0

I have noticed that for Android 4.4 handsets, saving a webview with:

webview.saveWebArchive(name);

and reading it after with WebArchiveReader WebArchiveReader (see code below) throws an Encoding Exception:

11-08 15:10:31.976: W/System.err(2240): org.xml.sax.SAXParseException: Unexpected end of document 11-08 15:10:31.976: W/System.err(2240): at org.apache.harmony.xml.parsers.DocumentBuilderImpl.parse(DocumentBuilderImpl.java:125)

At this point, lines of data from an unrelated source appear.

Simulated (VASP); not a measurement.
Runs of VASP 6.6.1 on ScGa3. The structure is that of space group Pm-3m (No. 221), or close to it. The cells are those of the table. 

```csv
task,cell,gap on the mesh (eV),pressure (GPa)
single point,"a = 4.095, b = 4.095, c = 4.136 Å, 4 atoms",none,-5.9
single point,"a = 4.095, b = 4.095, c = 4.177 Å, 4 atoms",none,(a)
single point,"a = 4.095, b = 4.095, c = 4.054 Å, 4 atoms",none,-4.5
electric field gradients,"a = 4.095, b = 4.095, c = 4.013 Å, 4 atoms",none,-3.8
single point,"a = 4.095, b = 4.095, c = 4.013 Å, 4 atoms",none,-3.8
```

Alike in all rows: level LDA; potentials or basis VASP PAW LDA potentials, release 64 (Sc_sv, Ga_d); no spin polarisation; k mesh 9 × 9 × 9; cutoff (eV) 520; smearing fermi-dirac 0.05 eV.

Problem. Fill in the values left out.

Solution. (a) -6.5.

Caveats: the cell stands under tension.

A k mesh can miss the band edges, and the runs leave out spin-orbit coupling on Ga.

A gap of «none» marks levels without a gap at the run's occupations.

The method used to read the stored XML file worked perfectly fine until 4.3 and it is (NOTE: I tried to parse it in two different ways):

public boolean readWebArchive(InputStream is) {
    DocumentBuilderFactory builderFactory =
            DocumentBuilderFactory.newInstance();
    DocumentBuilder builder = null;
    myDoc = null;
    try {
        builder = builderFactory.newDocumentBuilder();
    } catch (ParserConfigurationException e) {
        e.printStackTrace();
    }
    try {                
        //New attempt
        InputSource input = new InputSource(is);     
        input.setEncoding("UTF-8");
        myDoc = builder.parse(input); 

        //This used to be the way it used to work for
        //Android 4.3 and below without trouble
        //myDoc = builder.parse(is);

        NodeList nl = myDoc.getElementsByTagName("url");
        for (int i = 0; i < nl.getLength(); i++) {
            Node nd = nl.item(i);
            if(nd instanceof Element) {
                Element el = (Element) nd;
                // siblings of el (url) are: mimeType, textEncoding, frameName, data
                NodeList nodes = el.getChildNodes();
                for (int j = 0; j < nodes.getLength(); j++) {
                    Node node = nodes.item(j);
                    if (node instanceof Text) {
                        String dt = ((Text)node).getData();
                        byte[] b = Base64.decode(dt, Base64.DEFAULT);
                        dt = new String(b);
                        urlList.add(dt);
                        urlNodes.add((Element) el.getParentNode());
                    }
                }
            }
        }
    } catch (SAXParseException se){
        //Some problems parsing the saved XML file
        se.printStackTrace();
        myDoc = null;
    } catch (Exception e) {
        e.printStackTrace();
        myDoc = null;
    } 
    return myDoc != null;
}

I've played a bit with the way the buider is invoked. Instead of giving it a FileInputStream, I first create an InputSource as you can see to force a given encoding. However, I had no success. By not including the InputSource, the exception was instead:

org.xml.SAXParseException: Unexpected token

I've read in previous posts that this may be an encoding issue (e.g. android-utf-8-file-parsing) but none of the proposed solutions worked for me.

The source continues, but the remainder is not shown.